Will IE8 & HTML5 Make RSH Irrelevant?
Date : 2008 03 26 Category : Tech & DevelopmentAs the title asks, will IE8 & HTML5 make Really Simple History (and other Ajax history managers) irrelevant? Not so much says Brian Dillard, project lead for the Really Simple History project. While additions to HTML 5 & IE8 will definitely make managing page history easier, Brian anticipates that libraries such as RSH will evolve into tools for handling session data, especially as offline storage tools mature:
Other browsers will still require polling and other browser-specific hacks. Even after all browsers support the hashchange event and all non-supporting browsers fade into obscurity, Ajax history management will still play a role. For one thing, we’ll still need a mechanism for our Ajax apps to associate state information with a given hash value (assuming, of course, that the hash token itself doesn’t contain all the state information you need).
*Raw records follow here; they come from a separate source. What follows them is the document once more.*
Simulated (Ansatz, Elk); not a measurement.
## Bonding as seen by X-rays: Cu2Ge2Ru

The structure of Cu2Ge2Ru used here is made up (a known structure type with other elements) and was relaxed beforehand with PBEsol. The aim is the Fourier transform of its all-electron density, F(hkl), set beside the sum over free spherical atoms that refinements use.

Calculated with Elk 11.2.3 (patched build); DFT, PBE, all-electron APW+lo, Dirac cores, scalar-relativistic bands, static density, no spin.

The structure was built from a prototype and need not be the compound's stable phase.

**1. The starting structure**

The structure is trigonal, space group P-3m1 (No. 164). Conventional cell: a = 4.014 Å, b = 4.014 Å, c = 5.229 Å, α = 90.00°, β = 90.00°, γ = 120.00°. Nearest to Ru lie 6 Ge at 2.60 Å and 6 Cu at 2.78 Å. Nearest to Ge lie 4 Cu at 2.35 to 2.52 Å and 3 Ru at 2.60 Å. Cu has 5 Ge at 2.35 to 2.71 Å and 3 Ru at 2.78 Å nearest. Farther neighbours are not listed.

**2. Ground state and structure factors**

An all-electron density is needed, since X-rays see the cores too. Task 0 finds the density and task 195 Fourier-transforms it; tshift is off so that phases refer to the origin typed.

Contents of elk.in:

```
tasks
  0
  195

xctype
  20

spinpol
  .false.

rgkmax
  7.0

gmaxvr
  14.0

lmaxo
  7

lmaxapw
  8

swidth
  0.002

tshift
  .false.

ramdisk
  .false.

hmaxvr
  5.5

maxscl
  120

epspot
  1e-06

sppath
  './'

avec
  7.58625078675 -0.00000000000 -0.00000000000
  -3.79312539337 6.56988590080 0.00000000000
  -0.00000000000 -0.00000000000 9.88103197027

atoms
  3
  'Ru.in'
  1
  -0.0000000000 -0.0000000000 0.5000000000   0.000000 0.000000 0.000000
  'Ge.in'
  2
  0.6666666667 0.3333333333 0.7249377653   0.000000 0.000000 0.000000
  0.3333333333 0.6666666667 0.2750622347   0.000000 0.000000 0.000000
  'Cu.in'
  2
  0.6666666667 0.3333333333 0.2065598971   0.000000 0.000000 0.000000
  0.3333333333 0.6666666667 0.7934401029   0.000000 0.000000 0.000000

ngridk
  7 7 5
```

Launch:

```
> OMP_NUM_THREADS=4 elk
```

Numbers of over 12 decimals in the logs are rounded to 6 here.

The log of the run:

Right now, RSH accomplishes this with a hidden textarea. In the future, though, offline storage mechanisms will probably play the textarea’s role. Once we get to the point where offline storage and the hashchange event are universal standards, Ajax history management will morph from a collection of hacks to a collection of convenience methods for native browser capabilities. Let’s hope that time is sooner rather than later.
His thought seem to be on target and I think that apart from handling state information, RSH will eventually fill the holes that hashchange leaves behind.